This week, we talk about dinosaur population density, the applications of augmented reality, and more!
Estimating the size of extinct populations is difficult for scientists because fossil evidence is scarce. But recently, paleontologists from the University of California, Berkeley decided to try it. The team set out to estimate the number of Tyrannosaurus rexes that roamed North America during the Cretaceous period.
The researchers used Monte Carlo computer simulation and data that relates body mass to population density to arrive at their estimate. In addition, they treated T. Rex as a predator and assumed its energy requirements were halfway between those of a lion and a Komodo dragon. They also ignored juvenile T. rexes because the young reptiles may have lived apart from adults and pursued different prey.
After factoring for the uncertainty of ecological variability, the team determined that the standard population size was about 20,000. Given 127,000 generations, there should have been around 2.5 billion T. rexes overall.
The framework for this study is now available for use by other researchers. It lays the foundation for estimating how many species paleontologists might have missed when excavating for fossils.

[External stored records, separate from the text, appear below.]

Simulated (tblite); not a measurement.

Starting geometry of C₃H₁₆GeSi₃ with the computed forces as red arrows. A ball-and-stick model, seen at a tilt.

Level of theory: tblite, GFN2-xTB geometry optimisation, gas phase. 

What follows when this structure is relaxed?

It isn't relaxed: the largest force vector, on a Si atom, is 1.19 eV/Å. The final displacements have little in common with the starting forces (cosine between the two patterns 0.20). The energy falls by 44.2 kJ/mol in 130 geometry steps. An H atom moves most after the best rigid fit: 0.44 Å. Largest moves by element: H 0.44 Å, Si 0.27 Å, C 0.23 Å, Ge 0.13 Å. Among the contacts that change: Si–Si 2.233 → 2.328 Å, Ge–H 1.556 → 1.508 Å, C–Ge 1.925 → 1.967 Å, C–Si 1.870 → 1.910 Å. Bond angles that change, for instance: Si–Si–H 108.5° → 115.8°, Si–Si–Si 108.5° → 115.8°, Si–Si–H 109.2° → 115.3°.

Augmented reality (AR) is a technology that superimposes virtual information onto physical objects and spaces. AR is used in a variety of fields such as education, tourism, and entertainment. It hit the mainstream in 2016 with the release of the interactive smartphone game Pokemon Go.
Recently, researchers at the City University of Hong Kong and Singapore Management University studied the effect of AR usage in retail. They looked at some of the ways retailers are using the technology to enhance customer experience.
One example of AR use in retail is Lego’s companion app for users of specially designed brick sets. The app features animated characters who interact with the physical Lego sets. Walmart is another retailer examined in the study. The big-box store collaborated with DC Comics and Marvel to create superhero-themed AR displays.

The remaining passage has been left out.